# Explanation for each peace of code of WEEK 2 team AA

In [1]:
import random
import networkx as nx
import matplotlib.pyplot as plt
import numpy as np
import pandas as pd

 # Here We are creating the Graph:
 
This line uses the from_pandas_edgelist function from NetworkX to create a graph (G) from the edge DataFrame (edges_df). 
The source and target parameters specify the columns in the DataFrame representing the source and target nodes of each edge.

In [None]:
G = nx.from_pandas_edgelist(edges_df, source='# source', target='target')

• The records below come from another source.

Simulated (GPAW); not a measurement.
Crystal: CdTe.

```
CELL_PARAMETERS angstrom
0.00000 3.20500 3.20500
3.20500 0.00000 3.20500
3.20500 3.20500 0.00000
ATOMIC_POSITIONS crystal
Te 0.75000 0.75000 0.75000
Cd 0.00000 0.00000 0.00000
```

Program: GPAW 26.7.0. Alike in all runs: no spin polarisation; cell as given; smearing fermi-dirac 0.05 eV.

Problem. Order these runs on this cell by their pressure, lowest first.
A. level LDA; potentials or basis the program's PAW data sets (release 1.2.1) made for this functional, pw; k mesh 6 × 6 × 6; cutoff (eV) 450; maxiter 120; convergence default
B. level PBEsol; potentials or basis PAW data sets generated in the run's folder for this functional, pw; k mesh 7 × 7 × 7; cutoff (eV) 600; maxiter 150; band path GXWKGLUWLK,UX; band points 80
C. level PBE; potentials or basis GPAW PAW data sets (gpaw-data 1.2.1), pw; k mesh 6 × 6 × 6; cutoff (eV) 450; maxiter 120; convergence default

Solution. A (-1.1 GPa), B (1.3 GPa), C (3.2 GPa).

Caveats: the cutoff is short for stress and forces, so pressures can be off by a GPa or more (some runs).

# Extracting the Largest Connected Component:

In this block, the code identifies the largest connected component in the graph (G) using the connected_components function from NetworkX. The max function is used to find the largest connected component based on the number of nodes (key=len). Then, a subgraph (G_main) is created, containing only the nodes and edges of the largest connected component.


In [None]:
largest_cc = max(nx.connected_components(G), key=len)
G_main = G.subgraph(largest_cc)


# Custom Functions for Clustering and Transitivity:

This block defines three custom functions:
1- clustering(G, node): Calculates the clustering coefficient for a given node in the graph.
2- average_clustering(G): Computes the average clustering coefficient for the entire graph.
3- custom_transitivity(G): Computes the transitivity of the graph using basic functions of NetworkX.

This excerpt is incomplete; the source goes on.